# Complex partial fraction

Good day! I'm currently having an exercise on partial fractions... I know the basic of different methods in separating a fraction into smaller parts but I got confused when I encountered this one$$\frac {(n + 1)^2 (t^{2n})}{(t^{2n+2} - 1)^{2}}$$ is there any way on how to deal with this 2 variable fraction? I tried wolfram online calculator and I got this $$\frac{n^2}{(4t^2 (t^{n+1}-1) )}- \frac {n^2}{(4t^2 (t^{n+1}+1) )}+ \frac{n^2}{(4t^2 (t^{n+1}-1)^2 )}+ \frac {n^2}{(4t^2 (t^{n+1}+1)^2 )}+ \frac{n}{(2t^2 (t^{n+1}-1) )}- \frac{n}{(2t^2 (t^{n+1}+1) )}+ \frac{n}{(2t^2 (t^{n+1}-1)^2 )}+ \frac {n}{(2t^2 (t^{n+1}-1)^2 )}+ \frac {1}{(4t^2 (t^{n+1}-1) )}- \frac{1}{(4t^2 (t^{n+1}+1) )}+ \frac{1}{(4t^2 (t^{n+1}-1)^2 )}+ \frac {1}{(4t^2 (t^{n+1}+1)^2 }$$

But I'm not onlu interested to the answer alone but to the solution itself... any idea would be a great help... thanks!

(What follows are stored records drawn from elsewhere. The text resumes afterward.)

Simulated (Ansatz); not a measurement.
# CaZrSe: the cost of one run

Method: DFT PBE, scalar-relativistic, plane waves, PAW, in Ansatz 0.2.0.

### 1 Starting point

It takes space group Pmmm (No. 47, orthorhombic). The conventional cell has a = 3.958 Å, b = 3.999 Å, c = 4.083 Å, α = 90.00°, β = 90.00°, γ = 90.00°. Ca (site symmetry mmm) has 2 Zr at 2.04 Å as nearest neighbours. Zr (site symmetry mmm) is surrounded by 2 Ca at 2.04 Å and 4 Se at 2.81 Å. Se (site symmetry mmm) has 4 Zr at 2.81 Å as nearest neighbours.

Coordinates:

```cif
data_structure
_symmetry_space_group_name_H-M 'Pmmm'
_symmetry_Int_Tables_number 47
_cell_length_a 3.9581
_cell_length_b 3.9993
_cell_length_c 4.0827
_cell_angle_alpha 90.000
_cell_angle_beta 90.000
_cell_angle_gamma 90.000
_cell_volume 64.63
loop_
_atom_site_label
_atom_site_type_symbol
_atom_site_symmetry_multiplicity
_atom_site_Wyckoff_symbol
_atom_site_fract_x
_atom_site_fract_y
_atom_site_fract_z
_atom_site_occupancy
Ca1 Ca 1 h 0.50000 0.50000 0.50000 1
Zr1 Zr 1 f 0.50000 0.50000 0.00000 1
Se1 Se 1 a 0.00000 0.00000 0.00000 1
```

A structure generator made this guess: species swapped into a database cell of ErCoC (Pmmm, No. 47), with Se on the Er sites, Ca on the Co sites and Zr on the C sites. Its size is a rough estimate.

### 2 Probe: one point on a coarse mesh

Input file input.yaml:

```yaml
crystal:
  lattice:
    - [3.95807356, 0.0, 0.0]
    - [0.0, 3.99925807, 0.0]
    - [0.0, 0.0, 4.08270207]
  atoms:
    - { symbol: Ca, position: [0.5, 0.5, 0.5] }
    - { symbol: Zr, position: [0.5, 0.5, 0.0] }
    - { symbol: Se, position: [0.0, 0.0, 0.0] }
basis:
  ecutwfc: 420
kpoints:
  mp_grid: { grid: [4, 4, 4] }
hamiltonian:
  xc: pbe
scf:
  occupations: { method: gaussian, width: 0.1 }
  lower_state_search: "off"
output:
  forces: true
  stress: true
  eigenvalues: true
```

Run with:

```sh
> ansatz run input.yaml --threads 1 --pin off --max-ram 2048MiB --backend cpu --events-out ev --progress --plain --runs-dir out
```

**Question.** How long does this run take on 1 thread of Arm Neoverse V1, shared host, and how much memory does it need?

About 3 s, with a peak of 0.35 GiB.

You want to re-express $x$ in

$x = \displaystyle\frac {(n + 1)^2 (t^{2n})}{(t^{2n+2} - 1)^{2}}$

Write $x = \dfrac{(n + 1)^2}{t^2} \cdot \dfrac{t^{2n+2}}{(t^{2n+2} - 1)^{2}}$

Then put $u = t^{n+1}$ to get $x = \dfrac{(n + 1)^2}{t^2} \cdot \dfrac{u^2}{(u^2 - 1)^{2}} \tag{1}$

and then because we are dealing with repeated factors

$\dfrac{u^2}{(u^2 - 1)^2} = \dfrac{u^2}{(u+1)^2(u-1)^2} = \dfrac{A}{u+1} + \dfrac{B}{(u+1)^2} + \dfrac{C}{u-1} + \dfrac{D}{(u-1)^2} \tag{2}$.

Then multiply the last equation through by the full denominator to get

$u^2 = A(u+1)(u-1)^2+B(u-1)^2+C(u+1)^2(u-1)+D(u+1)^2 \tag{3}$

Now evaluate at $u=-1, u=1$ (some terms are zero) to get the two equations

\begin{align} 1 &= 4B \\ 1 &= 4D \end{align}

whence $\boxed{B=D=\frac{1}{4}}$.

Taking the derivative of (3) wrt $u$:

$2u = A[(u-1)^2+2(u+1)(u-1)]+2B(u-1)+C[2(u+1)(u-1)+(u+1)^2]+2D(u+1) \tag{4}$

Evaluate at $u=-1, u=1$ to get the two equations:

\begin{align} -2 &= 4A - 4B &= 4A - 1 \\ 2 &= 4C + 4D &= 4C + 1 \end{align}

whence $\boxed{A=-\frac{1}{4}, C=\frac{1}{4}}$

Therefore

$\dfrac{u^2}{(u^2 - 1)^2} = \dfrac{1}{4} \Bigg\{\cdot \dfrac{-1}{u+1} + \dfrac{1}{(u+1)^2} + \dfrac{1}{u-1} + \dfrac{1}{(u-1)^2}\Bigg\} \tag{5}$

Now substitute (5) into (1) then apply $u=t^{n+1}$ to get the complete expression for $x$.

• thank a lot @Marconius taking the derivative does not come into my mind... tnx a lot! – rosa Jul 13 '15 at 15:10

i think:

$(n+1)^2 \frac{t^{2n}}{(t^{n+1}-1)(t^{n+1}+1)}$

$u=t^n$

$(n+1)^2 \frac{u^2}{(u^2-1)^2(u^2+1)^2}$

now, first decompose this , and then return to original variable, t, and decompose again the rest of terms

or again change the variable as below:

$z=u^2$

and then do the aforementioned sequential decomposition!